The main thing sea salt has going for it is happy vibes. Salt mines have long been proverbial sites of drudgery. In contrast, you rarely hear anyone gripe about having to get back to the beach.

The alleged health benefits of sea salt, ranging from improving digestion to imparting “harmonious energy,” are credited to minerals and trace elements that are refined out of table salt. Since the underground salt deposits that produce most table salt are the result of evaporating seawater or salty lakes, you’d think the chemistry would be pretty much the same, and mostly it is. Both rock salt ( i.e., from mines) and sea salt contain, besides sodium chloride, such chemicals as calcium, potassium, and magnesium sulfates. However, when a large body of water evaporates, the chemicals in it precipitate out in stages — calcium compounds get deposited first, then sodium, and finally magnesium and potassium. Because of this, a rock salt deposit is often a more homogenous mass of sodium chloride than what you get by drying out seawater commercially. Since rock salt destined for human consumption is typically processed to remove grit and other impurities, by the time it reaches the shaker table salt is nearly pure sodium chloride.

Sea salt generally is far from pure — the impurities are its big selling point and frequently an identifying mark, such as the tiny bits of clay that give gray sea salt its color, or the iron-rich red volcanic clay added to Hawaiian sea salt. Although fans tout sea salt’s trace elements, the major constituents are the aforesaid calcium, potassium, etc. The importance of minerals in the diet can’t be dismissed; after all, the iodine commonly added to table salt helps prevent thyroid conditions. But there’s little (actually, from what I can tell, no) research demonstrating that consuming sea salt is helpful in ways that consuming the ordinary kind isn’t. Conceivably a benefit will someday be shown; for example, a few studies claim mineral-rich Dead Sea water — when bathed in, not drunk — is useful in treating psoriasis.

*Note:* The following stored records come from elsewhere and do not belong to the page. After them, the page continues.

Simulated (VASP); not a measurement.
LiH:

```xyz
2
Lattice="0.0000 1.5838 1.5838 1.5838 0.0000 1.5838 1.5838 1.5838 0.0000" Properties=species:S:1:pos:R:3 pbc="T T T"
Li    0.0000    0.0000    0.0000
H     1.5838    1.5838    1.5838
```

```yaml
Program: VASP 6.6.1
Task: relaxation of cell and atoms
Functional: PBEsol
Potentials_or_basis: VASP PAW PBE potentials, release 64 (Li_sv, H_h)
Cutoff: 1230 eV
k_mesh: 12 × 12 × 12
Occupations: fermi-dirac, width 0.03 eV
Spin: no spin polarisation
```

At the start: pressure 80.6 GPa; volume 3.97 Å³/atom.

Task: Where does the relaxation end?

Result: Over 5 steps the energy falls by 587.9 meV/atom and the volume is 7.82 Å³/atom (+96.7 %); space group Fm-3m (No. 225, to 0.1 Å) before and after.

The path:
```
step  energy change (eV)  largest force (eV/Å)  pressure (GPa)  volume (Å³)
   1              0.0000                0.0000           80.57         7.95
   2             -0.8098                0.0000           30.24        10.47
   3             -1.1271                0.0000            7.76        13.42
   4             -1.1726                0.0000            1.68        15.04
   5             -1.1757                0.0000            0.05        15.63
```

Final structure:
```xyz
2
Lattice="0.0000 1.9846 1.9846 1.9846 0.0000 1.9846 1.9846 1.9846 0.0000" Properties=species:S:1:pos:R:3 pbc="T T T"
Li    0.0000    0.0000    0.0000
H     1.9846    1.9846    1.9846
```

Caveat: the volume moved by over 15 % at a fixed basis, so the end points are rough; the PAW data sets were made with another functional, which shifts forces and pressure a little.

Meanwhile, as with all health fads, be careful that in your quest for self-improvement you don’t make things worse. You’re right in supposing that sea salt can be contaminated — industrial water pollution, in fact, has led some French sea-salt works  to shut down. Sea salt also usually contains less iodine than you find in iodized table salt. Goiter has largely disappeared in the developed world; why help bring it back?

Dear Cecil:

Why does salt enhance the flavor of almost all food?

— Rol Klingberg, via e-mail

Cecil replies:

Surely you remember that salt is one of the four (by some counts, five) basic taste sensations. (Quick, what’s the fifth? Answer: umami, the taste associated with glutamic acid; found naturally in various savory foods, it’s the basis of the flavor enhancer monosodium glutamate.) Besides banging harder on the body’s salt gong, adding NaCl to some foods can increase the volatility of certain chemical compounds, meaning the molecules are more easily released to the air, and of course aroma is an important part of the taste experience. Finally, studies have shown the sodium in salt can suppress bitter tastes.

The real question isn’t why your body encourages you to consume salt, an essential nutrient, but rather why it responds in such a big way to sweet, sour, bitter, and umami. Sure, sweet means sugar, the body’s chief fuel, and without sour, there’d be no point to lemonade. But bitter mainly helps us recognize hydrogen cyanide (OK, beer too), and the chief purpose of umami, or anyway MSG, seems to be propping up the Chinese restaurant business. Meanwhile, where’s the taste receptor to encourage kids to eat their vegetables?

Dear Cecil:

I’ve always been told to salt the water before boiling pasta. My mother says it’s to add flavor, the Food Network says the iodine in salt locks in flavor, others say it raises the water’s boiling point. I’ve also heard salting water keeps vitamins locked inside vegetables. When should one salt the water before boiling something, and why?

—  David, via e-mail

Cecil replies:

I doubt iodine affects the taste of food much. When UNICEF was trying to boost iodized salt in developing countries, local food producers resisted, fearing it would make their wares look or taste funny. So  UNICEF researchers did tests to see if volunteers could tell if food had been prepared with iodized salt. Answer: no. Salt does raise water’s boiling point, but you’d need a full ounce per quart to raise it one degree Fahrenheit. I can find no evidence that any reasonable amount of salt will impact vitamin retention. So listen to mom: the only practical reason to add salt is for flavor.